The directives and the AGG have made their way into various aspects of the working world, from the phrasing of job ads to interactions in day-to-day work. The EU and German legislators are constantly working on furthering diversity and equality, e.g. with the ‘Carers’ Directive’ (Directive 2019/1158) or the ‘Pay Transparency Directive’ (Directive 2023/970) and the (planned) implementation of these into German law.

Job ads


Companies need to start taking diversity into account at an early stage, such as when they post a job ad. It is important to pay attention to the details of the ad, regardless of whether the vacancy is listed on social networks, on the company website or on job portals.

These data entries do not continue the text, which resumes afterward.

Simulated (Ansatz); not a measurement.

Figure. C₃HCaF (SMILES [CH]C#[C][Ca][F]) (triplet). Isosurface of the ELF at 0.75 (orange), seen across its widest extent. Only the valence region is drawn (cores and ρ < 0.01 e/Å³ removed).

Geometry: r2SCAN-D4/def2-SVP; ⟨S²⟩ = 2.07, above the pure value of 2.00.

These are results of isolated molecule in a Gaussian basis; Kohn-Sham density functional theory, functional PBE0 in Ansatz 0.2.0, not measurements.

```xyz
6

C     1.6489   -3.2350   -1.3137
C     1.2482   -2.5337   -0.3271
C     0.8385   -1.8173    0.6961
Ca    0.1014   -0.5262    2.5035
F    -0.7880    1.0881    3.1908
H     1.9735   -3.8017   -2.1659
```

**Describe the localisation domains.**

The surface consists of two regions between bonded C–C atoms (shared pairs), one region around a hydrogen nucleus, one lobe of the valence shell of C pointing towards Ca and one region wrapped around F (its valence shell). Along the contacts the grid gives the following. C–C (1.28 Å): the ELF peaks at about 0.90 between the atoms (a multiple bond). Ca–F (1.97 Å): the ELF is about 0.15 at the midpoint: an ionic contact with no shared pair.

In order to avoid potential discrimination against applicants right from the start, the job ad should be phrased in a gender-neutral way. It should also be neutral as regards potential applicants’ physical condition. No direct mention should be made of applicant age and the ad should not include any restrictions regarding ethnic background, religion or ideology. It should be neutral regarding sexual orientation as well. Phrases such as ‘young professional’, ‘entry-level worker’, ‘age 25 to 35’, ‘good physical condition’ and the like are to be avoided. If a job ad is worded in a discriminatory manner on one of these grounds, this serves as proof of discrimination against applicants with the characteristic in question. Recruitment and HR processes also need to be in line with the AGG. Otherwise, the most interesting candidates may not feel that the ad is aimed at them, and your company could miss out. In the worst-case scenario, you may even run the risk of facing claims for damages.

Interviews and rejections

Diversity also plays an important role in the interview process for potential hires, and not just in job ads. The AGG restricts the kinds of questions the employer can ask. Comments like ‘We need to think about this; you’d be the oldest person on the team’ or inappropriate questions on discriminatory subjects are to be avoided, as they could discourage potential employees. If such questions are asked, applicants are entitled to answer them incorrectly. Additionally, discrimination against applicants can result in claims for compensation and damages, limited to up to three months’ gross wages if the applicant does not get the job, even if the applicant would not have got the job if the selection had been made without discrimination. And in this digital age, a story about discrimination during a job interview can spread like wildfire and quickly harm a company’s reputation.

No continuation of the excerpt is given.